LINCOLN, Nebraska, December 13, 2016 (LifeSiteNews) – Bishop James D. Conley wrote a letter to priests of the Lincoln diocese last week telling them neither the Church's rules on Communion for the divorced and “remarried” nor the Church's stance on sexual ethics has changed. He said that just as there is confusion over Amoris Laetitia, “the history of the Church has included great theological disputes, which have been the source of division but, ultimately, have led to clarity, and to renewal.”

The letter, which is not public, was obtained by Catholic News Agency (CNA). CNA reported that the letter was dated December 5 and was distributed to priests in the Diocese of Lincoln. The letter said, “in recent weeks, some of you have asked me about media reports of controversy and disagreement about the interpretation of Amoris Laetitia.”

“Disagreement and conflict in the Church can be unsettling,” Conley explained. “Yet moments of sincere disagreement provide the occasion for the Holy Spirit to bring deeper clarity to our understanding and proclamation of the faith. The questions being posed to the Holy Father are intended to help achieve clarity.”

This seems to be a reference to the dubia of four cardinals asking Pope Francis for clarification on whether Amoris Laetitia is in line with Catholic moral teaching. After Pope Francis didn't respond, the cardinals made their questions public.

Other cardinalstheologians, bishops, scholars, and philosophers throughout the Catholic world have raised similar concerns about the controversial exhortation. Liberal prelates like Cardinals Blase Cupich and Walter Kasper have hailed it as a “game-changer” that significantly changes sacramental practice to allow what the Church teaches is sacrilege.

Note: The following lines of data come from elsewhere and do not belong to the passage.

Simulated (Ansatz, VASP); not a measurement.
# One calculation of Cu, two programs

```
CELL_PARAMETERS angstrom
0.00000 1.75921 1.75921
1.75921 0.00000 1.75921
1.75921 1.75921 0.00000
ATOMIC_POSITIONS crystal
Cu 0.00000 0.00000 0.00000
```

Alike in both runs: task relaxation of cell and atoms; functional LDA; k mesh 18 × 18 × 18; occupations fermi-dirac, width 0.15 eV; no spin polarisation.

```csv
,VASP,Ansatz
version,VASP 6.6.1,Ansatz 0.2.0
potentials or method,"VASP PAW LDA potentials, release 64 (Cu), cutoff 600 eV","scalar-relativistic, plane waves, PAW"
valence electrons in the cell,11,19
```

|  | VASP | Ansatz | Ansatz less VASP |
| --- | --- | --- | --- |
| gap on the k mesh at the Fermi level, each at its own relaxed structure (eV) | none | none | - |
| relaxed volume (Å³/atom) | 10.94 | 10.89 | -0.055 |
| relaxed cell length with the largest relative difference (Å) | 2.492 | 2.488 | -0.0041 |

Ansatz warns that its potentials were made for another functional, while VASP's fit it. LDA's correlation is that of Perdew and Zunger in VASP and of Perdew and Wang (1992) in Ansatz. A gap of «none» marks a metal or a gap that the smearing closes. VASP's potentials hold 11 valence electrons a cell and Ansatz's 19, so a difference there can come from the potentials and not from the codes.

Conley wrote that Amoris Laetitia contains “insightful reflections on family life in the modern world, and on the meaning of mercy and charity in pastoral ministry” but also “some passages which have proven challenging to interpret and understand, especially regarding the pastoral care of Catholics who are divorced and civilly remarried, or cohabiting.”

“Sexual relationships outside the bonds of marriage constitute circumstances of grave sin,” wrote Conley. “The Lord calls those who are divorced and civilly remarried, or who are cohabiting, to continence … like every person who is conscious of grave sin, divorced and civilly remarried Catholics who engage in ongoing sexual relationships may not approach Holy Communion.”

The letter referred Lincoln priests to the Archdiocese of Philadelphia's, the Diocese of Phoenix's, and the province of Alberta's pastoral guidelines on implementing the exhortation. These guidelines, which uphold the Church's longstanding practice and teaching of not admitting to Holy Communion those whose relationships it views as objective adultery, “convey the intepretation that is to be considered normative in the Diocese of Lincoln,” wrote Conley.

Amoris Laetitia “does not repudiate the indissolubility of marriage, or the Church's moral teachings regarding divorce” or “change the Church's understanding that conscience must be formed according to truth, and that a well-formed conscience cannot guide us in a manner contrary to divine revelation,” the bishop wrote.

Conley promised his priests, “the Church is the Bride of Christ, and is protected and guided by the Holy Spirit. … We can have confidence in the enduring grace of God to lead us, as it has done in many moments of difficulty or disagreement in the Church's history. The lessons of history are that we need not be dismayed or anxious by the challenges of our own time.”